ARCHIMEDE INSTITUTE


TSUNAMI 'FLOATING SOLUTION'

Although this house was designed for a flooding site, it could handle most tsunamis with its rigidity and steel clad paneled underbelly at a high stance. For the much less probable tsunamis that could rise above the door sills and create massive amounts of floating debris, we suggest soluble bolt anchors on top of each column. This way the house will float as a rigid unit capable of taking a lot of hits and yet remain safe. Of course a solid chain would tether it to a reliable point on the ground. This is not a compromise as both safety and practicality are maintained in a relatively low-cost house.
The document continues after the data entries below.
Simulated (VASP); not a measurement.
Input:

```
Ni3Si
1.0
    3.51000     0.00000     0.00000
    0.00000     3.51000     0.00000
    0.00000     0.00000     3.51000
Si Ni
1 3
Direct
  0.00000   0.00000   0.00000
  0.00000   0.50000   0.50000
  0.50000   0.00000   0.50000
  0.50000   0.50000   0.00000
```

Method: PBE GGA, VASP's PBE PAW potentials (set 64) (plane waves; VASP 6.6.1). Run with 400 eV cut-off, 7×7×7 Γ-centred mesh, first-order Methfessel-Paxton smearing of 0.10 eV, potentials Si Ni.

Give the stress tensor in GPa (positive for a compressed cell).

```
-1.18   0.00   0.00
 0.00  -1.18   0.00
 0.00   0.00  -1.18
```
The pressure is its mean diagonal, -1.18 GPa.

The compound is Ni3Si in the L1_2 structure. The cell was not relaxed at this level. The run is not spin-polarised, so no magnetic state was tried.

WHO COMES HERE - OUR TRAINING SEMINARS

We have a one-on-one training program for civil employees wanting to upgrade their palette of choices in the rebuilding arena. These two week seminars are held in Cantamar MX, and cost includes lodging in a beach condo as well as transit to and from the San Diego Airport. The cost of a complete session in $1000., including the documentation that is transferred from computer to computer. Trainees are invited to bring portable drives with at least 300 gigs of free space. Diplomas are given and most governments recognize our institution for tax purposes applied to professional training and career upgrading.

2013-2020

  • By the end of 2012, the Institute will be well known to the faculty of most Architectural Schools throughout the world. It would conceivably by then be very easy to recruit students for summer stages at our different facilities. By gaining insight in our methods as a trade-off for their help, those students will vastly enrich and help spread the Archimede gospel for stronger building shells. Seeding the entire profession at this early date in their career, many of these students will chose to forego conventional practice later on and devote their energies to promoting the thousands of needed shelters before the end of the 2010 decade.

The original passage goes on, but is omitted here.